Postby david welch » Tue Jun 08, 2004 7:56 pm
In a discussion I had earlier today, I was talking about the staff work we did this weekend.
We worked mostly on the guards and strikes. Eventually we got around to doing "test cutting" on a milk jug filled with water. We placed the jug on the bottom of a 5 gallon bucket that had been placed upside down over my padded pell, so it was about at head height. Remember, we were out in the sun and the plastic the bucket was made of was hot and soft, not brittle at all.
We were swinging with the Meyer swing where you slip your front hand, and make a big one handed swing all the way around and hit them in the temple. And we were using 1 1/2" round 8 foot long pine staffs.
The first swing missed the jug and hit the bucket. Not only did it break the front of the bucket, but somehow the force made it all the way through and broke the back of the bucket also.
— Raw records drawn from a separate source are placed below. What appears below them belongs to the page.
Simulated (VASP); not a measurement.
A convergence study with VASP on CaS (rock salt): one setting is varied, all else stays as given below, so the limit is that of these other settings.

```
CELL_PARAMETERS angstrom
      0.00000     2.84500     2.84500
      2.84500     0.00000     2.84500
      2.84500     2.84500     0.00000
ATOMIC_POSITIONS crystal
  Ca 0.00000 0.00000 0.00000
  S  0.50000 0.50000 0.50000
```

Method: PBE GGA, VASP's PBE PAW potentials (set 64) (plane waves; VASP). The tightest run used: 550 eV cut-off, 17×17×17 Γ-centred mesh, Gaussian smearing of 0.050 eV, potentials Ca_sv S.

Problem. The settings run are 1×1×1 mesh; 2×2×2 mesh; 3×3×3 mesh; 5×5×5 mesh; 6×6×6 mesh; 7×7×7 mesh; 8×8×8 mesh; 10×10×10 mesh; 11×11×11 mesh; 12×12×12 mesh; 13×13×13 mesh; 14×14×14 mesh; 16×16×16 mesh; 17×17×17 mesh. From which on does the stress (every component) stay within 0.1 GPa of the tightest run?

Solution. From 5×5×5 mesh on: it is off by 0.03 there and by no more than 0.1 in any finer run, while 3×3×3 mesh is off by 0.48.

The next one hit the water jug and ruptured it, but instead of the splash we were expecting, the hit turned the water into a very fine spray and mist that I have only seen from using them as a target for a high powered rifle.
The one thing I can tell you about this is I never, ever want to be hit with one.
In trying to figure out what we are dealing with, I have an 8' pole at arms length. I can reach something 11' away like that. I also figure that twirling it around probably pulls me at least 1' off my center. so that gives me a radius of 12'. That means the circumference the staff is spinning is about 75'.
From the start of my spin to the end would be figuring in acceleration and I don't want to do that, so at the end I spun it around 2 more times at what was the best attempt at a constant speed I could manage. They averaged about 2 times a second.
So... on impact the staff is going 150' per second, 9000' per minute, or 102 miles per hour.
Out of curiosity, I decided to make a comparison. I got these two off an on line ballistics chart:
A 180 gr 30-06 at 2600 fps has 2701 ft/lbs per second kinetic energy ( force of impact. )
A 125 grain .357 at 1450 fps has 583 ft/lbs per second KE
A 3 pound staff at 150 fps has 105 ft/lbs per second KE
Now, I also got:
A rough guide for hunting effectiveness based on kinetic energy (this is an archery chart) is:
Kinetic Energy Hunting Usage
< 25 ft. lbs. Small game
25 - 41 ft. lbs. Medium Game (deer, antelope, etc.)
42 - 65 ft. lbs. Large Game (elk, black bear, wild boar, etc.)
> 66 ft. lbs. Toughest Game (cape buffalo, grizzly, etc.)
...
Kinetic energy is often used as the standard for projectile effectiveness, but a baseball (5.12 ounces moving at 95 mph) has 87 foot pounds of kinetic energy. It actually strikes harder than an atlatl dart, but I can't really see hunting a bison with a fast ball. While kinetic energy determines how hard an object strikes, it doesn't determine how far it penetrates. That is where momentum comes in.
A 125 grain .357 at 1450 fps has .80 slug feet per second momentum (penetration)
A 180 gr 30-06 at 2600 fps has 2.08 slug feet per second momentum
A 3 pound staff at 150 fps has 6.98 slug feet per second momentum
I read once that Cold Steel President Lynn Thompson said he saw a spear knock a man off his feet in Africa. At 5 lbs and 37fps thats 5.75 slug-feet/second.
Now, I still haven't decided what all this tells me about a staff. And I am not completely sure you can calculate a rotating staff the same way you figure out linear force. I just still know I don't want to be hit with one.
"A sword never kills anybody; it is a tool in the killer's hand." Lucius Annaeus Seneca 4BC-65AD.